Why are some users choosing Bluesky over X?
Policy changes at X have nudged users to explore alternatives. A revision to the block feature now allows blocked users to view your profile and posts, though they can’t interact—an approach some see as a safety risk. Bluesky’s block remains traditional. There’s also growing concern about AI training on user content. Bluesky says it has no intention of using your posts to train generative AI tools, contrasting with broader data-use policies elsewhere. However, as with any public platform, third parties may still attempt to scrape content.
Is Bluesky free?
Yes. The service is now open to the public without an invite.
How does Bluesky make money?
Bluesky aims to sustain the network without relying on targeted ads or selling user data. Early monetization includes paid services like custom domains for user handles. In November 2024, the company raised a $15 million Series A and began developing a subscription offering, tentatively called Bluesky+. Early mockups suggest perks like higher-quality video uploads and advanced profile customization, without a “pay to win” feed boost model. In December 2024, the Skyseed fund launched with $1 million in grants to support developers building on the AT Protocol.
Is Bluesky decentralized?
Yes. Bluesky runs on the AT Protocol, which is designed for federation. While most users currently join the default bsky.social server, the long-term vision is a network of interoperable servers. That would let you choose a provider, move your account without losing followers, and tap into different moderation approaches or algorithms—all while staying connected to the wider ecosystem.
Bluesky at a glance
– Users: 30+ million as of February 2025
– Key growth drivers: X policy changes, the 2024 U.S. election, and community migration
– Features: 256-character posts, photos, DMs with emoji reactions, Discover feed, Starter Packs, vertical video, profile video tab
– In development: Trending Topics, Flashes photo-sharing app
– Verification: Blue checkmarks for notable accounts (as of May 2025)

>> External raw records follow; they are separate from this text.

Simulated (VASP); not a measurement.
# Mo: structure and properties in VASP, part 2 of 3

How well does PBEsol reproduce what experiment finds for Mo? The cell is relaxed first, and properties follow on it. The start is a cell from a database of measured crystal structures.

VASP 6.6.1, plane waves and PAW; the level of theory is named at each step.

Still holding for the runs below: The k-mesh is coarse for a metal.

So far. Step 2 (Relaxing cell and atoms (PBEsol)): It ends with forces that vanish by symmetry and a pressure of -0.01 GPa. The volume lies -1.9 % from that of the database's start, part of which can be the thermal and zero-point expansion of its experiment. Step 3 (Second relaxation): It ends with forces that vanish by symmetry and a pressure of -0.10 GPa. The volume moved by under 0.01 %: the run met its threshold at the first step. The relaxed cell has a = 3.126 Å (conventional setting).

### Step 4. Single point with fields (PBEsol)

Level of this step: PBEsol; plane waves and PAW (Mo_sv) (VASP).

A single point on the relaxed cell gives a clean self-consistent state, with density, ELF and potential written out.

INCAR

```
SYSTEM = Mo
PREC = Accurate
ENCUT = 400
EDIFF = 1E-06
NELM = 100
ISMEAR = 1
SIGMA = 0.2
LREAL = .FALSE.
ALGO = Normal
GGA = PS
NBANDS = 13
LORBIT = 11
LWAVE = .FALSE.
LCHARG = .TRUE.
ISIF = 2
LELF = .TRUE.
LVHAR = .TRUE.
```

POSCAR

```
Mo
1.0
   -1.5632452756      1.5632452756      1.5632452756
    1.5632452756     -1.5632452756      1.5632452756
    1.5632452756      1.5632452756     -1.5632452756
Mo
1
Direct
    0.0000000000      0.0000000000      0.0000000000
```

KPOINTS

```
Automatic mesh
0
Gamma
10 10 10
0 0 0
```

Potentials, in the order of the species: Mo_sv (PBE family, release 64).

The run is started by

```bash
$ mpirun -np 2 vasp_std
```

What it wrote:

– Monetization: Custom domains, upcoming Bluesky+ subscription, developer grants via Skyseed
– Philosophy: Open-source, user choice, and community-led moderation on a federated network
Bottom line
If you’re looking for a Twitter-style experience without the lock-in of a centralized platform, Bluesky is one of the most compelling social media alternatives right now. It isn’t as large as Threads, but its steady feature rollouts, transparent protocol, and user-first moderation tools make it a serious contender for your time and attention.Bluesky wants social media to work the way the open web was meant to: portable, customizable, and not controlled by any single company. Built on the open AT Protocol, it lets communities and apps flourish independently while staying connected. If a developer creates a new social app on AT Protocol, your identity, handle, followers, and posts can move with you. You’re not locked in by a platform’s algorithm or policies, and your relationships go wherever you go.
What is the AT Protocol?
AT Protocol is a decentralized network for building social apps. Bluesky itself is one app built on this foundation. Think of it as a modern reimagining of Web 2.0—social media, blogs, wikis, video and photo sharing—rebuilt on open technology instead of centralized, closed services. By design, this architecture shares power with users and developers, not just the protocol’s creators.
Centralized platforms can foster developer ecosystems with APIs, but access can be restricted or revoked at any time. The backlash to API changes at Reddit in 2023 showed how fragile those ecosystems can be when they depend on a single company’s policies.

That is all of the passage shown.